---
name: crim-data-analysis
description: Use when executing and reporting the analysis for a Criminology (ASC / Wiley) manuscript so it survives expert review — honest uncertainty, robustness, and methods appropriate to crime counts, longitudinal panels, trajectory models, and recidivism survival. Guides analysis norms; it does not fabricate results.
---

# Data Analysis (crim-data-analysis)

*Criminology* reviewers are methodologically sophisticated and increasingly expect that your results
can be reproduced from deposited materials (see `crim-data-and-transparency`). Analyze as if both are
true. This skill covers execution and reporting norms; design decisions live in `crim-research-design`.

## When to trigger

- Running main and supporting analyses; building the results section
- A reviewer asked for robustness, heterogeneity, or alternative specifications
- Fitting a trajectory model, fixed-effects panel, count model, or survival model
- Making the analysis reproducible before deposit

## Analysis norms Criminology expects

1. **Report uncertainty honestly.** Confidence/credible intervals, not just stars; the **magnitude and
   substantive meaning** (e.g., incident-rate ratios, predicted counts, change in offending), not just
   significance.
2. **Right model for crime data.** Counts are over-dispersed and zero-heavy — prefer negative binomial /
   zero-inflated / hurdle over OLS on raw counts; rates need exposure offsets; rare-event cautions apply.
3. **Within- vs. between-person.** When the theory is developmental, isolate within-individual change
   (fixed effects / hybrid models); do not interpret a between-person association as a life-course effect.
4. **Trajectory models with discipline.** Report BIC across solutions, group shares, average posterior
   probabilities (AvePP ≥ 0.7), and odds of correct classification; do not over-interpret the group count.
5. **Survival / recidivism.** Handle right-censoring and competing risks; report the relevant hazard, not
   just a binary "recidivated."
6. **Robustness that probes, not decorates.** Show specs that could *break* the result (alternative crime
   measures, samples, estimators, fixed effects) and say what you learn.
7. **Right inference.** Cluster at the assignment/sampling level (often place or agency); randomization
   inference for experiments; few-cluster corrections when clusters are sparse.
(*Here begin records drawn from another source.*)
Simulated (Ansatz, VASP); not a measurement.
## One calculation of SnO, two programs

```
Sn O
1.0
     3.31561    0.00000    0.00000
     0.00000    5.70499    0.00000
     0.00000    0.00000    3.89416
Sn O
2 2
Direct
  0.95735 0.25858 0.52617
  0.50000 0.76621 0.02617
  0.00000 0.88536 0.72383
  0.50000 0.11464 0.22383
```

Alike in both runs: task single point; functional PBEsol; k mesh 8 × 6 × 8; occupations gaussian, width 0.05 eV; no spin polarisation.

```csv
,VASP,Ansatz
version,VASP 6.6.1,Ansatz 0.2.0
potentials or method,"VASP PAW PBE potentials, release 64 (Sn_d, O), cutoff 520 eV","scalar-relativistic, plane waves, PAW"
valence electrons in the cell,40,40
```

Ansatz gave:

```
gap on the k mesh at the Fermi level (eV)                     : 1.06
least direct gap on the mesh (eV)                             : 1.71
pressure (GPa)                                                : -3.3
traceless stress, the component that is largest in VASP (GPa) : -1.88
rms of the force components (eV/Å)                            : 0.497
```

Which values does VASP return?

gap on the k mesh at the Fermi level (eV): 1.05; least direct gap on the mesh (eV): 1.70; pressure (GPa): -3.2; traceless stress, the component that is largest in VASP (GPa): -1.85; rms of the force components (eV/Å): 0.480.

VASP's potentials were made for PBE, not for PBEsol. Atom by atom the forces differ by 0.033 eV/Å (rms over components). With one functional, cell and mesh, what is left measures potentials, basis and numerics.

## Crime-measurement specifics
- State whether the outcome is reported crime, victimization, or self-report, and how the **dark figure**,
  reporting, and recording changes (e.g., UCR→NIBRS transition) could bias trends.
- Validate scales (self-report delinquency, legitimacy, collective efficacy); report reliability.

## Reproducibility while you work (not at the end)
- One **master script** regenerates every table and figure from the (raw or constructed) data.
- **Set and report seeds** for bootstrap, randomization inference, EM-based trajectory fitting, simulation.
- Pin software/package versions (`renv.lock`, `requirements.txt`, recorded `ssc`/`net`/`traj` installs).
- Keep table/figure numbers matched to script outputs; document restricted-data steps that others can't rerun.

## Anti-patterns

- OLS on raw, over-dispersed crime counts; ignoring exposure/offsets
- Stars-only tables with no rate ratios, effect sizes, or intervals
- Treating trajectory groups as literal offender types; cherry-picking the group count
- Reading a between-person coefficient as within-individual desistance
- "Robustness" that only reruns near-identical specs; p-hacking a significant interaction

## Estimator choice keyed to the crime outcome (Criminology decision table)

*Criminology* reviewers are quantitatively literate and will name a mismatch between model and the
data-generating process for offending. Use the outcome to pick the estimator, then defend the
assumption the reviewer will probe.

| Outcome shape | Default estimator | Reviewer will probe |
|---------------|-------------------|---------------------|
| Over-dispersed offense counts | negative binomial w/ exposure offset | dispersion test, offset justification |
| Excess-zero counts (most offend zero times) | zero-inflated / hurdle | what the inflation stage means theoretically |
| Repeated within-person offending | fixed-effects / hybrid panel | within vs. between separation |
| Time-to-recidivism, censored | Cox / competing-risks | proportional hazards, censoring mechanism |
| Developmental offending paths | GBTM / growth mixture | BIC, AvePP ≥ 0.7, group shares not reified |

## Worked micro-example: reading a within-person estimate (illustrative)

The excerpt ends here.